Saturday, March 1, 2008

Saturday in Cuernavaca

Right now I'm sitting in our living room, Sunday morning, sipping coffee while listening to the church bells ringing and the birds chirping. Suddenly a car passes by slowly and I hear the song "Strangers in the night..." blasting from the open windows...

We spent yesterday - Saturday - from 10-1 at the language school going through their orientation program. It was very well organized and consisted of a placement test, video about the school and area, Q&A session, and tour of the campus. We also got our photos taken for our IDs and we all were invited to drain our bank accounts to pay the tuition. All I remember from my Spanish is the simple present tense, so they said they'll start me with the past tense. I'd almost rather start at the very beginning, but they said that if we think we need to switch levels, to just let them know. There are about 30 new students starting on Monday and about 40 current students. But the school shares the campus with the "university" so there are a lot of Mexican students going to classes in the same buildings. It seems like it's a very lively campus. There's a restaurant and snack bar, too, so we might just eat our main meal there right after classes get out. The main meal here is anywhere between 1-4 pm and consists of a hot, heavy meal. Then for "dinner" they eat a light meal, like the Europeans do. 

Here are some photos I took along the walk to the school. It's about a 15-20 minute walk, mostly downhill. Then it will be uphill on our way home. We might try to catch a bus just to get up the hill. It costs 40 cents. One thing I noticed architecturally around here (as well as throughout Latin American countries) is the "walled" homes. Most streets are lined with walls, behind which lie the courtyards, gardens, and houses of the owners. Each property has its unique style of wall, mostly consisting of a door large enough to drive a car through. Some of them might also have a smaller door for people to pass through. Just like the entryways to stores and restaurants in Japan, I love the entryways to the homes and businesses here. Here are a few shots of the more picturesque ones I pass on the way to school.







This is one of the main gates to Universidad Internacional...

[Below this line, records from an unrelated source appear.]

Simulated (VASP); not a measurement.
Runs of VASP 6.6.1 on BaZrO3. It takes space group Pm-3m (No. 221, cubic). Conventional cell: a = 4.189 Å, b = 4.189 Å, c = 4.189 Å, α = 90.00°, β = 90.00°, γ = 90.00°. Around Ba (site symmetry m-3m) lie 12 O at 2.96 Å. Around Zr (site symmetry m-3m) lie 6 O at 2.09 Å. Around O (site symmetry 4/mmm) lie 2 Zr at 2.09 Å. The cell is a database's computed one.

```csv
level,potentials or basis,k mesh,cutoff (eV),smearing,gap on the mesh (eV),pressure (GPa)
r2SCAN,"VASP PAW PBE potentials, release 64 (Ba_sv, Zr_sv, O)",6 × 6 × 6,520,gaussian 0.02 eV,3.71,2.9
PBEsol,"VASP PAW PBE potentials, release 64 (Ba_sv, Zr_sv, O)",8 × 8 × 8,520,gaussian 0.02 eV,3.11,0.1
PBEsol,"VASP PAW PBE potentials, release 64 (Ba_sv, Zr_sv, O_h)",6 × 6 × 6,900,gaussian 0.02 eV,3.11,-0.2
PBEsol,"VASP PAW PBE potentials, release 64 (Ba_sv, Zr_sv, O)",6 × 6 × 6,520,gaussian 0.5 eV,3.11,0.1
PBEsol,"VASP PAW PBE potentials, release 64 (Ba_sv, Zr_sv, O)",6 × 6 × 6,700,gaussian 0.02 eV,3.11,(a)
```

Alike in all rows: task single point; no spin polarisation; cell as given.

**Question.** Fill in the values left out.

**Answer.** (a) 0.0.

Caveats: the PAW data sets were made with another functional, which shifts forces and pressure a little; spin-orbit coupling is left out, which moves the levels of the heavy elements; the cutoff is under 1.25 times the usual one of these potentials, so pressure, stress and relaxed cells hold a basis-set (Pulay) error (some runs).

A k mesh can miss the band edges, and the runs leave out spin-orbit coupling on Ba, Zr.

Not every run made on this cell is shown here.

This is the entry to the private residence of the owners of the villa compound we're staying at; it's right next door to our entry gate...



1 comment:

Hisako said...

Your language school sounds wonderful. Your description of the "walled" homes and the photos of the gates reminded me of Steinbeck's description of the "city of stone and plaster" (from The Pearl) where the doctor lived although he lived in La Paz.